Databricks Component
Manage compute, workflow jobs, ML models, SQL queries and more within a Databricks workspace.
Component key: databricks
Description
Databricks is an analytics and artificial intelligence platform where you can build, scale and govern data and AI, including generative AI and other machine learning models. This component lets you interact with the Databricks REST API to manage clusters, jobs, libraries, and other resources.
API Documentation
This component was built using the Databricks REST API Reference.
Connections
Databricks Personal Access Token
While service principal authentication is the recommended method for authenticating with the Databricks REST API, you can also use personal access tokens (which are tied to specific users). To generate a personal access token:
- Open https://accounts.cloud.databricks.com/workspaces and select your workspace. Open the URL for your workspace (e.g.,
https://dbc-00000000-aaaa.cloud.databricks.com
) and log in. - From the top-right click your user icon and select Settings.
- Under the User > Developer tab, select Manage under Access tokens.
- Click the Generate New Token button. Enter a description for the token and click Generate. Omit Lifetime (days) to create a token that never expires.
Your token will look similar to dap000000000000000000000000000000000
. Copy this token and use it as the token
input for the Databricks components.
When configuring an instance in Prismatic, enter the personal access token along with your workspace's endpoint (like dbc-REPLACE-ME.cloud.databricks.com
).
See https://docs.databricks.com/en/dev-tools/auth/pat.html for more information on personal access token authentication.
Input | Notes |
---|---|
Personal Access Token password apiKey | From DataBricks, go to User Settings > Developer > Access Tokens > Manage > Generate New Token |
Host string host | The hostname of your Databricks instance. Include the entire domain name. For example, dbc-1234567890123456.cloud.databricks.com |
Databricks Workspace Service Principal
With service principal authentication, you create a service user within your account, grant the user permissions to a workspace, and then generate a client ID and secret pair for that service user. This component uses that key pair to authenticate with workspaces that the service account has been granted permissions to. This is the best practice for authenticating with the Databricks REST API.

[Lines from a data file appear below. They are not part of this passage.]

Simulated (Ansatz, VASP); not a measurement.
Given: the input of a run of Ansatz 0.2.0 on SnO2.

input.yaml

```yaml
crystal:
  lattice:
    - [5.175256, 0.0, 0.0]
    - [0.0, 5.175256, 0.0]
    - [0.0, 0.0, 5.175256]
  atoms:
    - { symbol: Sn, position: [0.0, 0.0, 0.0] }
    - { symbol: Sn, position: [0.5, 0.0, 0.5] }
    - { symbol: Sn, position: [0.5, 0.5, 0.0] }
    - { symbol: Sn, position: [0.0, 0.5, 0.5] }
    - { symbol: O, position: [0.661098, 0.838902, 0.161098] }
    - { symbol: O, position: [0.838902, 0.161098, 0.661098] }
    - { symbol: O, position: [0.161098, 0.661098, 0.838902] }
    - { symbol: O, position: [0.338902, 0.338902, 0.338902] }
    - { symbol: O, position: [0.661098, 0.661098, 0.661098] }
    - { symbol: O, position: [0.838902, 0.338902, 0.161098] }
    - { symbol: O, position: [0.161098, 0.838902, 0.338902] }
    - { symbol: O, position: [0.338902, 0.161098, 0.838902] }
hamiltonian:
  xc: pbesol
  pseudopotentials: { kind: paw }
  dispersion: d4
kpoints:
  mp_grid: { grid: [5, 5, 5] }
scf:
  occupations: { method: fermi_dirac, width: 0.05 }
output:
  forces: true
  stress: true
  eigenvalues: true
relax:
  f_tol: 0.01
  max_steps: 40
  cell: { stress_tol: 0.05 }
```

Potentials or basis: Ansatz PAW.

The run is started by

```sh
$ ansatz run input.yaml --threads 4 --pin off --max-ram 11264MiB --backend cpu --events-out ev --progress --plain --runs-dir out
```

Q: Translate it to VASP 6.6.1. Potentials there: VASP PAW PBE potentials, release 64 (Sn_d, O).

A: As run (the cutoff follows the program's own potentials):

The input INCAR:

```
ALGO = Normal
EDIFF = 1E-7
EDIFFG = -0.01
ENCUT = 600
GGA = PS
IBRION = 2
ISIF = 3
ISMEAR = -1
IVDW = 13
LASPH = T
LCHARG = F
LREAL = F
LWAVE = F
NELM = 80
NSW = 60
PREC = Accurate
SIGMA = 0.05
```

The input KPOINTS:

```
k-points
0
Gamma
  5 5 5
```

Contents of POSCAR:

To set up service principal authentication, you need to:
- Create the service principal
- Open https://accounts.cloud.databricks.com/users. Under the Service principals tab select Add service principal.
- Give the service principal any name and click Add.
- Grant the service principal permission to your workspace
- Navigate to https://accounts.cloud.databricks.com/workspaces and select your workspace
- Under the Permissions tab select Add permissions
- Search for the service principal you created and grant the permission Admin.
- Generate a key pair for the service principal
- Navigate to the service principal and open the Principal information tab.
- Under OAuth secrets select Generate secret.
- Take note of the Secret (i.e. "Client Secret") and Client ID you receive. The client ID should be a UUID like
00000000-0000-0000-0000-000000000000
. The client secret will look likedose00000000000000000000000000000000
.
When configuring an instance in Prismatic, enter the client ID and client secret along with your workspace's token URL endpoint (like https://dbc-REPLACE-ME.cloud.databricks.com/oidc/v1/token
) if you need workspace-level API access.
If you need account-level access to the API (i.e. you need to manage workspaces using this service principal), you will need to grant the service principal administrative access to your account, and your token URL will look like https://accounts.cloud.databricks.com/oidc/accounts/<my-account-id>/v1/token
.
See https://docs.databricks.com/en/dev-tools/auth/oauth-m2m.html for more information on service principal OAuth client credential authentication.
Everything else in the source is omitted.